The disappearance of Amelia Earhart on her flight to circle the globe in 1937 is one of those great mysteries that have captured imaginations and curiosities for almost a century now. From an expedition 5 years ago led with the support of then Secretary of State Hilary Clinton, to updates about new evidence, it’s a case that’s puzzled and mystified experts. Could it be what we were missing these 80 years were … dogs?
National Geographic thinks that may be the case, as a new expedition organized by the International Group for Historic Aircraft Recovery (TIGHAR) embarks on a journey to Nikumaroro, an island near Fiji, with four forensic border collies on June 24th. The team is working with the “Nikumaroro hypothesis” which suggests that Earhart and navigator Fred Noonan could not find their original destination of Howland Island and went there instead. Bones previously found on the island (which were unfortunately lost), also contribute to this theory. Senior archaeologist Tom King calls it “less of a shot in the dark than any expedition we’ve had.”
Archaeologist in residence at the National Geographic Society Fred Hiebert spoke on the method, asserting that “No other technology is more sophisticated than the dogs. They have a higher rate of success identifying things than ground-penetrating radar.”
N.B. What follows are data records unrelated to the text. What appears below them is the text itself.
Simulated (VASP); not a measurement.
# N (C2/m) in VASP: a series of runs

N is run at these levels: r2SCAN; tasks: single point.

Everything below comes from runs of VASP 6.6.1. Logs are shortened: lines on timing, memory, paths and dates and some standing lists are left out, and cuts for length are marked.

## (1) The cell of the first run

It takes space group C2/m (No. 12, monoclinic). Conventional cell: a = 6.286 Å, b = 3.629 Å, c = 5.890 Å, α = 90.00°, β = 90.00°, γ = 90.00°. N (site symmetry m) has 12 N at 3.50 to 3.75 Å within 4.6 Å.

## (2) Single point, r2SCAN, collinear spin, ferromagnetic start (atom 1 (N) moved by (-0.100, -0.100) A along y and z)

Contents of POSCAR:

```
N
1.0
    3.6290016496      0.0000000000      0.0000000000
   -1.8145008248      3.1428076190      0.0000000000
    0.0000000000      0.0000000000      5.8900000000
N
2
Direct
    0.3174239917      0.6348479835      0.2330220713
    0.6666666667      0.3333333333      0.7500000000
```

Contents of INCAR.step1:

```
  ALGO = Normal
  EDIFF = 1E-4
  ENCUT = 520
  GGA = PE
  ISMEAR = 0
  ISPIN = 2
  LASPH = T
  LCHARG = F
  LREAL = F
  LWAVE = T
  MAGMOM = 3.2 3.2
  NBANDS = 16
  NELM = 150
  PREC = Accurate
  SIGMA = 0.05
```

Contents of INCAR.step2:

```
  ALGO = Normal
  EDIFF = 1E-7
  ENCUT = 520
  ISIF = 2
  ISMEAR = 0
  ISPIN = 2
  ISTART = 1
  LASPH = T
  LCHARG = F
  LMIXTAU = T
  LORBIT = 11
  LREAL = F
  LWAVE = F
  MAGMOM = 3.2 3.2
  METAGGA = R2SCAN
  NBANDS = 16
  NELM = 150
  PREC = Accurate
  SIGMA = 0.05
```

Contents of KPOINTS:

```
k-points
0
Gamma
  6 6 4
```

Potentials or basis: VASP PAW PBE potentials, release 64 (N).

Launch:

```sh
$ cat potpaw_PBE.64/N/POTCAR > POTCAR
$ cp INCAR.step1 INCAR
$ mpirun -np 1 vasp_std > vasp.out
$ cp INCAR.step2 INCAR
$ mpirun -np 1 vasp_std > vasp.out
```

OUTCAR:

These aren’t just your average dogs either. Coming from the Institute for Canine Forensics, Nat Geo points out that these dogs have “nosed out burial sites as deep as nine feet and as old as 1,500 years.” Their names, in case you were curious, are Berkeley, Piper, Marcy, and Kayle. While the temperature may cause some challenges, Hiebert says that if successful, “it will be the discovery of a lifetime.”